In her position as school head, Nembhard said her role mostly involves giving and doing for others, but that Squires was one of few individuals who offered her help. 

“In my whole time here, in four years, two people offered to explicitly help me who are on my faculty—how can I help you? What can I do for you?” Nembhard said. “And again, I’m not looking for that, I understand—but of course, Nancy was one of those people.”

David Blunck, an associate professor of mechanical engineering and associate school head for undergraduate programs, knew Squires for nearly seven years. Blunck said Squires will be remembered for her love and devotion to helping students and helping to establish student rocket programs and the aerospace minor at the university. 

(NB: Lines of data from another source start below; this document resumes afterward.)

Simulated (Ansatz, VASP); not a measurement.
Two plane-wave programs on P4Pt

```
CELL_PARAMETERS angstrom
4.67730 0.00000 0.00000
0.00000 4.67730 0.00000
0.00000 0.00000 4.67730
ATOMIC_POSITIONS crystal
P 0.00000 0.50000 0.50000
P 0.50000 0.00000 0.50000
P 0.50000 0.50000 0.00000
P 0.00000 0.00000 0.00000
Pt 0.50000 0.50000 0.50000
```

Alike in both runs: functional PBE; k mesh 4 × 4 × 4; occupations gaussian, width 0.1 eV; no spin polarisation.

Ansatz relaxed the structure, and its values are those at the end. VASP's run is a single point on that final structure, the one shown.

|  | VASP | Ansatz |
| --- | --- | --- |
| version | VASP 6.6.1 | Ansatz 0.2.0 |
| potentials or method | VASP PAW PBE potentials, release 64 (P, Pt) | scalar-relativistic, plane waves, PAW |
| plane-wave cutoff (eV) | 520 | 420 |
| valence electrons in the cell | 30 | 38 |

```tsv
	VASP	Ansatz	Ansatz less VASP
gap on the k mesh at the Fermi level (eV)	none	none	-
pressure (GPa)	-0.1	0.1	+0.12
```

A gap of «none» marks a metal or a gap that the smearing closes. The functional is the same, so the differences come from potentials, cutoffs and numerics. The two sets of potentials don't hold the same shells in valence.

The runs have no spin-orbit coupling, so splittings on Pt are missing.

“She’s an example, a friend, and took a genuine interest in myself and my family,” Blunck said. “She’s helped tremendously with my research and what I try to do professionally. But I think first and foremost, she is an example.”

Blunck said Squires met with more students than any other faculty member he knows and was always willing to answer questions, professional or otherwise.

Amy Caldwell, a fourth-year mechanical engineering student and past president of OSU’s AIAA, first met Dr. Squires as a senior in high school. Caldwell was on a campus tour at OSU and was in the process of deciding between aerospace programs at colleges like Purdue and Rensselaer. During the tour, she was not sold on attending OSU and was unaware that the university had an aerospace program until she noticed an Aerospace Engineering Lab on a campus map. After looking the program up online, she found Squires’ name.

“We asked the people at the tour office, ‘can we go find this woman?’ because we had some time in between our meetings. And they said ‘well, it’s the middle of midterms, and if she’s in her office—which she’s likely not going to be—she’s not going to talk to you,’” Caldwell said.

Caldwell and her father went to her office anyway, and found Squires there. Caldwell introduced herself as a prospective student and asked if she was willing to answer a few questions about the aerospace program.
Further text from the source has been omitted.